News Weekly, May 8, 1993
John Ballantyne argues for the removal of discrimination against parents who send their children to non-government schools.

The option of educating a child at an independent (non-government) school these days is usually a privilege available only to parents who are prepared to make substantial financial sacrifices.

Typically such parents have to pay twice for their child's education — once in taxes for the state education they are not using, and again in fees for private schools.

A way to remove this financial penalty, which severely limits parents' freedom of choice, would be for the government to give equal education funding for every child of school age, irrespective of the school attended.

One proposal along these lines, which has attracted a lot of interest over the years, is for school funding to take the form of education vouchers.

Under this system, the parents of each child of school age would get an annual book of vouchers, one for each term. The voucher would be equivalent in value to the current cost of educating a child in the same year at a government school.

Parents would be free to spend their vouchers at any school of their choice, state or private, religious or non-religious.

The voucher could only be exchangeable for the purposes of a child's education at a school which was passed as fit by inspectors; it could not be spent on anything else.

Vouchers would tremendously revitalise primary and secondary education. In order to get funding, schools would be forced to compete with each other to attract student enrolments.

Schools would also enjoy far greater autonomy, with school principals or governing boards free to hire or fire staff as they saw fit.

Good schools would flourish; inferior schools which could not attract applicants would be faced with financial difficulties, possible closure, or take-over by more efficient management prepared to cater for the preferences of parents. Educational standards would improve dramatically.

Attractive though the voucher proposal sounds, it has often aroused passionate opposition from bureaucrats, teacher unions and powerful vested interests, besides raising questions about how the system would work in practice.

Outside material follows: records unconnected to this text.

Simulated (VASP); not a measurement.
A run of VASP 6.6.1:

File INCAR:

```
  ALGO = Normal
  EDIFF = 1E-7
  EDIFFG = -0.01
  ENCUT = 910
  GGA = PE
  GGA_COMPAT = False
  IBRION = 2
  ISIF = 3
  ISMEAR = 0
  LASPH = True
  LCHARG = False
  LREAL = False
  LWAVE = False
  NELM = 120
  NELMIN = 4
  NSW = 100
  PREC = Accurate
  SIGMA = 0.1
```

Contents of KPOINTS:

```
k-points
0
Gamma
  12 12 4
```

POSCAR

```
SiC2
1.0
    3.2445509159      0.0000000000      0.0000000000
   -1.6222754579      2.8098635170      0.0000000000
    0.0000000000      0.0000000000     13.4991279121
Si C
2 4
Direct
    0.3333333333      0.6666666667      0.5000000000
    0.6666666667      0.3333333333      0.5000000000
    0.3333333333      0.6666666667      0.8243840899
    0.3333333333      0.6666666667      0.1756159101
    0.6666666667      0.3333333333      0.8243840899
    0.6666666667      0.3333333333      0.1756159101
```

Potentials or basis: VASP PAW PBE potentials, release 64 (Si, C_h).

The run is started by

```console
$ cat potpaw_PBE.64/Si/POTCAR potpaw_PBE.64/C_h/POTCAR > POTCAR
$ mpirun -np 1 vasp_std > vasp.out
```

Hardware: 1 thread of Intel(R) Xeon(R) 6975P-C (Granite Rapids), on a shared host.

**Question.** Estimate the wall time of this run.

Here are 10 of the most frequently asked questions about school vouchers:

;
1) What's wrong with the present system of "needs-based" funding for private schools?

The present method of targeting "needy" schools is probably the clumsiest and least effective way of assisting poor families to purchase private education for their children.

It meets only a fraction of education costs and does so in a particularly haphazard way.

Commonwealth grants to private schools currently fall into 12 categories, governed by a multitude of changing rules and regulations.

This can lead to the absurd situation where principals or governing boards are afraid of upgrading school facilities or of raising private funds, for fear that their school could be put into a lower category of government funding for that year. And none of them can afford to take that risk!

Private schools which have their government funding cut, of course, usually have to raise their fees, thus pushing the price of private education beyond the reach of less advantaged families.

If the government really wants to means-test education to ensure that financial assistance is targeted to the needy, a far better way would be for it to apply the means test to the incomes of the families involved, not to the schools which their children happen to attend.

 
2) Won't voucher funding for private schools promote privilege and inequality and be socially very divisive?

It is a common misconception that education vouchers can only be of one type. In fact there are several models on offer. Alan Maynard, in his 1975 study Experiment with Choice in Education, lists eight of them.

There is nothing to stop the government from devising an "egalitarian voucher" whose distributional effects could be much more favourable to the children of low-income families than is the present method of education funding in Australia.

Where there were particularly stubborn pockets of disadvantage (e.g., deprived inner-city slums, remote country areas, children with learning difficulties or disabilities, etc.), the government could easily target extra assistance to needy families either by "topping up" vouchers or by way of tax rebates.

 
3) If education vouchers are issued for both state and privately educated children, won't this involve vastly increased government outlays (and consequently higher taxation) at a time when we should be seeking to reduce these?

There is no particular reason why vouchers need necessarily cost more than the present system of funding. It is even possible to devise a voucher scheme in such a way as to reduce total government spending on education.

There are three options available:

One is to means-test the voucher and restrict its availability to low-income families. All other families would then get tax cuts which would enable them to meet the cost of school fees out of their own incomes.

A second option is to leave the current total education budget (Commonwealth and state) as it is, but to divide it equally among all children of school age (whether educated in state or private schools). This would mean that each child would receive a voucher equivalent to approximately 85 per cent of the present standard cost of a state school place of the appropriate year.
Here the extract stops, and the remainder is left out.